It is rare that I devote two consecutive days to Google CEO Eric Schmidt's foolishness; but, if the guy is on a roll, then I may as well be, too! Yesterday it was ultimately a matter of complete (and calculated?) ignorance of who his audience was and what their concerns were. This morning I found myself thinking once again about those "Ten things Google has found to be true," whether they really mean anything and, if so, how to take them.
Once again, it all comes down to what Schmidt actually said. This time the words were documented by Reuters reporter Alexei Oreskovic in a story he filed last night, after spending the day with 400 information technology managers in an event hosted at the Googleplex. Here are Schmidt's words:
Every government sort of has some group that's busy trying to figure out what we're up to. Because information is power.
We're quite disruptive, and in the course of that disruption we tend to create enemies, which are hopefully not intended on our part.
Oreskovic elaborated that these enemies include government regulators (and the many governments they represent) and other technology companies.
This set me to thinking about the sixth of those "Ten things Google has found to be true," which also happens to be the one that attracts the most attention and is most frequently misquoted. The actual text reads:
6. You can make money without doing evil.
(I also see with some amusement that the last time I discussed this item, I noted wryly that it was not at the top of the Google list.) What, if anything, is the relationship between making enemies and doing evil?
I suppose the most direct reading would be that it is all right to make enemies as long as those enemies are evil. This is the sort of simplistic Manichaeism under which President George W. Bush scuttled any possibility of diplomacy grounded in serious two-way communication and is now being espoused by House Minority Whip Eric Cantor in support of Israeli resistance to such communication with any Arab entity. This would seem to further imply that communication with such enemies is out of the question. One does not negotiate. One only proceeds down one's own (possibly disruptive) course; and there is no evil in disruption prevailing, because only evil people will suffer. This is the sort of reasoning that emerges from philosophical speculation. The fact that the list of ten things is on a Google page entitled "Our Philosophy" has previously led me to wonder whether anyone responsible for that list actually knows what a philosophy is.
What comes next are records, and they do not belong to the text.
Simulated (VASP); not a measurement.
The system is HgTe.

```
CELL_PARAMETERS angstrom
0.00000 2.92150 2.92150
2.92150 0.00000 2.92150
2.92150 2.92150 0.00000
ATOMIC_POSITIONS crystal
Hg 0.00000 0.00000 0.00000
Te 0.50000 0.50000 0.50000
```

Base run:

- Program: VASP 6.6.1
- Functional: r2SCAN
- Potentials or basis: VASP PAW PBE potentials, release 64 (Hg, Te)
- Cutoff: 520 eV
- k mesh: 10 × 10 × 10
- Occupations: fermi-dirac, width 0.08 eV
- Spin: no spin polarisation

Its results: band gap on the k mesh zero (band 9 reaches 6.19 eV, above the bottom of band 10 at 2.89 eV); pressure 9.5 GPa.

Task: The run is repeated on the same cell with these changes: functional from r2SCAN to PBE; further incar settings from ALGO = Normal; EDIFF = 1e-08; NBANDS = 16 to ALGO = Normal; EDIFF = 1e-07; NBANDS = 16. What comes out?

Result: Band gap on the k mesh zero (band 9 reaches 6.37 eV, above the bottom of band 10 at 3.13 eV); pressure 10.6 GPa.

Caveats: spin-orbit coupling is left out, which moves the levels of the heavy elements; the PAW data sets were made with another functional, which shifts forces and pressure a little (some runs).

Indeed, the real lesson from this kind of philosophical exercise is that the very concept of evil is highly complex. It is hard to find an introductory course in philosophy that does not confront this problem somewhere in the course of its curriculum. Indeed, "evil" is probably the most salient object lesson in the principle that words are not to be taken lightly; and this now brings us to the heart of Ken Auletta's cautionary remarks about "bumping into" reality. Whatever the Google "philosophy" (scare quotes intended) may be, the heart of the revenue-bearing business resides in keywords; the result is a technology that essentially reduces the word to a string of characters, thus neatly dispensing with any matters concerned with syntax, semantics, pragmatics, or any other consideration that addresses how a text is actually interpreted. When you strip all trappings of meaning from the word itself, "bumping into" reality is inevitable, just as it is when people speaking different languages are mediated by a poor translator. Many of those "bumps" are humorous; and we can laugh them off simply by acknowledging that "this is the way Google works." Auletta's warning, however, involves the risk that, as Google becomes even more prolific, the more sinister "bumps" will begin to increase and eventually outnumber the humorous ones.
I suspect that this is just another way of saying that it is too easy to think about a new technology without putting any time into considering the consequences that might ensue from that technology. Disruption, in and of itself, is not necessarily sinister; and little is gained from trying to categorize those who espouse it (or, for that matter, oppose it) as either good or evil. However, the pursuit of disruption with a willful refusal to reflect on possible consequences entails considerable risk. When a government makes a decision to create and manage a regulatory agency, it is with the conviction that regulation is the best way to abate risk for the good of the general population. If Schmidt chooses to live his own life with less concern for risk abatement, that is his own affair. Expecting the rest of this country (or the rest of the world) to live the same way, however, is another matter; and there is something both disquieting and distasteful in labeling those more concerned with risk abatement as "enemies," even if this is just another flaunting of that principle that words are not to be taken lightly.